Science Achievement in Grades 8 and 9
Exhibit 2.2.1a presents the estimated growth in students’ science achievement between the eighth and ninth grade for the three participating countries.¹ The numerical results tab displays each country’s average achievement at each grade, along with a growth estimate and its standard error (in parentheses). The graphical results tab shows the distribution of changes in achievement scores, including percentiles, and provides confidence intervals² associated with average growth.
On average, students in all countries showed growth in science achievement between Grades 8 and 9. The interactive table can be sorted by different criteria. When sorted by magnitude of growth, the exhibit highlights average growth for Jordan, Korea, and Sweden as +10, 8, and 6 scale score points, respectively.

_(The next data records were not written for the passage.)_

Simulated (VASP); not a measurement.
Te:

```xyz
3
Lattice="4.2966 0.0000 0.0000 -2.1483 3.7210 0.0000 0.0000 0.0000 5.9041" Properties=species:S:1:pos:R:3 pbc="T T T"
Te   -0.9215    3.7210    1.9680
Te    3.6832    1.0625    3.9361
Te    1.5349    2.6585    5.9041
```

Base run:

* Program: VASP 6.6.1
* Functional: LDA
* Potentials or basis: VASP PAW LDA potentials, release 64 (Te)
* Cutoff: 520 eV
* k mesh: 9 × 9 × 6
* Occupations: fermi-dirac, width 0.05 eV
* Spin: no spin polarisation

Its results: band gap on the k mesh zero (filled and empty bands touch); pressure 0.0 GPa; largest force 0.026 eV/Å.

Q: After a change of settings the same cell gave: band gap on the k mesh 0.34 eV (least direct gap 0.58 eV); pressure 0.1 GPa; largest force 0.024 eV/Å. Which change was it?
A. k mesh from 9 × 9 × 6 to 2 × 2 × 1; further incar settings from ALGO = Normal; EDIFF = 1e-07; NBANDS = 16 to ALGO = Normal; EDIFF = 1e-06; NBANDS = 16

Note that the estimates of average growth are provided with a margin of error, given in the form of a standard error for each country. For example, Jordan’s estimated growth of 10 points has a 95% confidence interval ranging from 4 to 16 points (10 plus and minus twice the standard error of 3.2, rounded). Besides the standard error, the percentiles of the change distribution are also informative in understanding how much test scores can vary between the first and second assessments.
The graphical results tab of the exhibit provides a more comprehensive look at patterns in growth within and across countries. The variation in standard deviations between grades and countries, in interquartile ranges, and in the 5th–95th percentile difference in the growth distribution all indicate that variability in achievement growth exists both between and within countries. Thus, while one country’s average growth may exceed another’s, all three countries include students with varying growth trajectories between the two years. Overall, fewer students showed a decline in achievement, most students showed a gain in achievement, and some showed very little change in achievement. For instance, despite lower overall growth in Sweden (+6 scale score points), some students who showed substantial growth in science likely outpaced students who showed less growth in Jordan, where students showed higher growth on average. However, the 95% confidence intervals for the average growth across the two assessments are all located within the positive range, above zero, in all three countries, indicating that the observed gains are statistically significant³ at the 5% level.
Exhibit 2.2.1b complements Exhibit 2.2.1a and presents the average science achievement results for the three TIMSS 2023 Longitudinal countries participating in Grades 8 (2023) and 9 (2024). For each country and grade, the numerical results tab shows the average scale score, accompanied by its standard error in parentheses, the 95% confidence interval for the average achievement, and the standard deviation of student scores with its standard error. As noted above, all countries show some gains in average science achievement between the two years. Higher average achievement in Grade 8 did not necessarily translate into larger growth in achievement between the two assessment years. Jordan had the lowest average science achievement at both grades (414 in Grade 8 and 424 in Grade 9) but showed the largest average growth among the three countries.
The exhibit also provides information about within-country score variability and shows that standard deviations increased from Grade 8 to Grade 9 in Korea (from 88 to 93) and Sweden (from 99 to 107). This suggests that achievement distributions within these countries widen over time. In contrast, Jordan showed a consistently high standard deviation of 98 in both years.
¹See the TIMSS 2023 International Results for more information about the science assessment. ²One can think of a confidence interval as a “net” we cast to catch the true average of a whole population. A 95% confidence interval means that if we were to repeat our study 100 times, the nets casted from those 100 studies would catch the true average about 95 times. It doesn’t mean there’s a 95% chance our specific net caught the true value—it either did or it didn’t. Any specific 95% confidence interval is one such application of a method that works 95% of the time. ³Statistical significance means nothing more than that the difference found is big enough that we only expect to see it by random chance less than 5% of the time if there was truly no difference. It’s surprising enough for us to look closer but does not imply practical significance. Also, in very large studies, such as TIMSS where many students take the test, there is reason to be cautious. One can occasionally find very small differences that are technically statistically significant but are so small they don’t actually matter much in terms of real world effects (e.g., Berkson, J. (1938)).